Sweetheart Roland is a German fairy tale collected by the Brothers Grimm, number 56. It combines several Aarne-Thompson types: type 1119, the witch killing her own children; type 313C, the girl helps the hero flee; and type 884, the forgotten fiancée. Others of the second type include The Master Maid, The Water Nixie, Nix Nought Nothing, and Foundling-Bird. Others of the third type include The Twelve Huntsmen and The True Bride. The Two Kings' Children, like this one, combines the 313C and the 884 types.
A wicked witch had an evil daughter, whom she loved, and a good stepdaughter she hated. One day, the witch decided she would kill the stepdaughter at night, and the daughter was told to make sure she lay by the wall, and her stepsister in the front of the bed. The stepdaughter overheard this and, after her stepsister slept, shifted their places. The witch killed her own daughter, and the stepdaughter rose and went to her sweetheart Roland, telling what had happened, and that they had to flee.

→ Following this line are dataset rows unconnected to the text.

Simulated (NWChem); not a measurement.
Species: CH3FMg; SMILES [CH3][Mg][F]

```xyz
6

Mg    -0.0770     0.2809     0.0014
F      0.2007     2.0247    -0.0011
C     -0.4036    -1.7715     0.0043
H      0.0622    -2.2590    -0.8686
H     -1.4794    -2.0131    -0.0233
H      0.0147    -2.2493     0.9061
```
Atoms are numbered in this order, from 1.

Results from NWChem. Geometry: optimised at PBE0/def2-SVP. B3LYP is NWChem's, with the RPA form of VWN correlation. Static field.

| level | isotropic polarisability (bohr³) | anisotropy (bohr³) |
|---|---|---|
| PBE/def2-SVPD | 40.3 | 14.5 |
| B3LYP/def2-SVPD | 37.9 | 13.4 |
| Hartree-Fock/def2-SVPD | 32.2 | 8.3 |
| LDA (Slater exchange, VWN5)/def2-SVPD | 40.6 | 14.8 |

Roland said they must take the witch's magic wand. The stepsister went back to take it, leaving three drops of blood. When, in the morning, the witch called, the drops of blood answered her, but when she could not see her daughter where she heard the voice, she went into the bedroom and saw her dead daughter. Raging, she set out after them in seven league boots.
The girl turned herself into a duck, and Roland into a pond, and the witch was unable to lure the duck to her, and had to return home that night. The girl and Roland went on, and when, the next day, the witch caught them again, the girl then turned Roland into a fiddler and herself into a beautiful flower in a brier-hedge. The witch asked permission to pick the flower, and got it, but when she crawled into the hedge, Roland played his fiddle. The magical music forced the witch to dance, and he kept playing until the thorns tore her to death.
Roland went to his father to arrange for the wedding, and the girl remained as a red boundary-stone, but a woman made Roland forget her. Sad, the girl turned herself into a flower, thinking that someone would trample her. A shepherd picked her and took her home. He found that whenever he left, all the housework was done in his absence. At the advice of a wisewoman, he threw a white cloth when he saw something move in the morning, and this revealed the girl. She agreed to keep house for him. At Roland's wedding, all the girls about sang, as was the custom, and Roland recognized his true love and married her instead of his new bride.